Thursday, February 25, 2010

Protect your IP

E-mail is copyrighted as soon as it is sent or saved.

All the talk of Google and copyright infringement got me thinking about a worry many writers have -- Will our work be stolen? As an intellectual property (IP) consultant, we usually don't do a lot of copyright work -- mainly patents and trademarks. As an author, who's created a piece of IP in the form of a book, I knew that my work was  protected once I wrote it down. So copyright protection for a work begins when the work is fixed in some sort of "tangible form." This included writing, typing to paper, and saving it on a computer, but here it is in detail, courtesy of SFWA:

According to the Berne Convention (the international source for copyright law), an original expression is protected by copyright as soon as it is fixed in tangible form. In other words, the moment the words leave your brain and land on paper or the computer screen, you’re protected, and no further action–including registration–is required. The term of copyright guaranteed by Berne is the lifetime of the creator plus 50 years.
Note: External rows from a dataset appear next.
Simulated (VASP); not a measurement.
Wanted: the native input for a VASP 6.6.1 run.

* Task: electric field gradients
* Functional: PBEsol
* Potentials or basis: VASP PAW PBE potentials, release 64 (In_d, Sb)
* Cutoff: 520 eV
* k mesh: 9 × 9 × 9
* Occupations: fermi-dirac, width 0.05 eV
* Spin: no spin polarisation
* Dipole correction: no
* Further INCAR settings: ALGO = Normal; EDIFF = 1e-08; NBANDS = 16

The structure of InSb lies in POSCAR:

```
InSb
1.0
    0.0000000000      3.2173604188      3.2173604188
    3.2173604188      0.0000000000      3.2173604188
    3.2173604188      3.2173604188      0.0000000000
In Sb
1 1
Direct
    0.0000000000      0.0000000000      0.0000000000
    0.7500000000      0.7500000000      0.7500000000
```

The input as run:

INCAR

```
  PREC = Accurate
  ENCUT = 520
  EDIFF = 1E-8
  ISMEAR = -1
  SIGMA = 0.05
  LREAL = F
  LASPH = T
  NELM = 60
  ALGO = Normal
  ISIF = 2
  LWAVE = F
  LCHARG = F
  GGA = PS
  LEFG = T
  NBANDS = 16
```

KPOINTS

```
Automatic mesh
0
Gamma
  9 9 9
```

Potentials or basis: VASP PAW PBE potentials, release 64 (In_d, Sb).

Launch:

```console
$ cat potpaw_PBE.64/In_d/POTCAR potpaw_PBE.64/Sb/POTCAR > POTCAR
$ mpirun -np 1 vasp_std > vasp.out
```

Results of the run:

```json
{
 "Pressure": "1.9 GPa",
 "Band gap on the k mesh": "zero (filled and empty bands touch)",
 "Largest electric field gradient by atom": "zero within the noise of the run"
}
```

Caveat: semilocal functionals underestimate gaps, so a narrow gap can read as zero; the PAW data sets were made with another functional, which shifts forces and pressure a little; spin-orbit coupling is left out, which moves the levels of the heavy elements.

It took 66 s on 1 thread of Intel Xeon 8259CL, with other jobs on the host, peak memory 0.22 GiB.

Specific copyright laws vary among the more than 90 countries that are signatory to Berne. In the USA, for instance, copyright applies to economic rights only, and the moral rights provisions enacted in other nations, intended to help protect the personality and reputation of the author, don’t exist. Many countries have also extended the term of copyright–in the USA and much of Europe, the term is the creator’s lifetime plus 70 years.

Berne ensures copyright protection without requiring any formalities (such as copyright registration) as a prerequisite to bringing an infringement suit. As a result, most countries have no formal copyright registration process. If you’re a US or Canadian writer, do you need to register? If you’re submitting book-length work to literary agents or publishers, the answer is no. Registration confers no additional copyright protection; all it does is give you legal standing to sue for infringement. But infringement is not something you need to worry about at the submission stage. Theft of unpublished work is so rare as to be functionally nonexistent.

In the USA, there are a number of online services that will register copyright for you with the US Copyright Office, for a fee. You can even purchase software that provides you with addresses and copyright forms. Don’t waste your money–it isn’t difficult to register copyright yourself, and it will cost you a good deal less than the services (currently, registration costs between $35 and $65, depending on whether you register online or on paper). For freelancers and others wanting to register more than one piece, the US Copyright Office offers a multiple-registration option.
So don't worry... your work in protected!